Ryan Hill <dirtyepic@gentoo.org> wrote:

> USE flags should not affect CFLAGS unless there is a very good reason

A valid reason should be that upstream would prefer to add these flags.

Please note that usually upstream should know best which CFLAGS
to add, because upstream is usually the only instance fully familiar
with all details of the code (at least, upstream _should_ be so :) ).
In fact, a lot of flags are not only safe to add but really *should*
be added if the code was written with such flags in mind.

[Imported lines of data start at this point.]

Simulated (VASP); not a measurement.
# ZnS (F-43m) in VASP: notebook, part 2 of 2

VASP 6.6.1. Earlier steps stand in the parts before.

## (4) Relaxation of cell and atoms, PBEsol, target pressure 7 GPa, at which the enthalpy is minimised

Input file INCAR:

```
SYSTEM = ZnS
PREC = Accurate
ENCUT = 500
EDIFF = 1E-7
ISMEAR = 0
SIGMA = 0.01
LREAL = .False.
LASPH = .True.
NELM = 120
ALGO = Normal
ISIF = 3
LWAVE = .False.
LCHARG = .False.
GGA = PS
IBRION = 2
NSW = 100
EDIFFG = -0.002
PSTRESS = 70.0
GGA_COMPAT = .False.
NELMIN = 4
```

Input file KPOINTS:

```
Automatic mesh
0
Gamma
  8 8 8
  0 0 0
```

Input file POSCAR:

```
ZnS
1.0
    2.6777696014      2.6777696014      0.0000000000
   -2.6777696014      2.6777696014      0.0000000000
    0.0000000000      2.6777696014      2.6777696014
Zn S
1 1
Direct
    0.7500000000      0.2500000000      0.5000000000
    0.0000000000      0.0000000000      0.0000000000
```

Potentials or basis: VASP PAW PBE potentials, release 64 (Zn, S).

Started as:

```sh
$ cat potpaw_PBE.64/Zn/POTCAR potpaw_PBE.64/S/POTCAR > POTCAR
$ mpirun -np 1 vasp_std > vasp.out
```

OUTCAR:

For instance, if the code contains no type-punning, -fstrict-aliasing
can be safely added, and it would be a waste of upstream's effort to
possibly avoid type-punning if it is not added in such a case.
Another example is -fmerge-all-constants where usually code is written
having in mind that optimizations due to this flag will happen
(e.g. certain constants are sometimes redundantly repeated in the
source [for convenience or possibly local change] instead of making
sure that they occur only once).

In fact, most CFLAGS are there for a reason (adding them is only
"ricing" if you do it without respecting details of the code).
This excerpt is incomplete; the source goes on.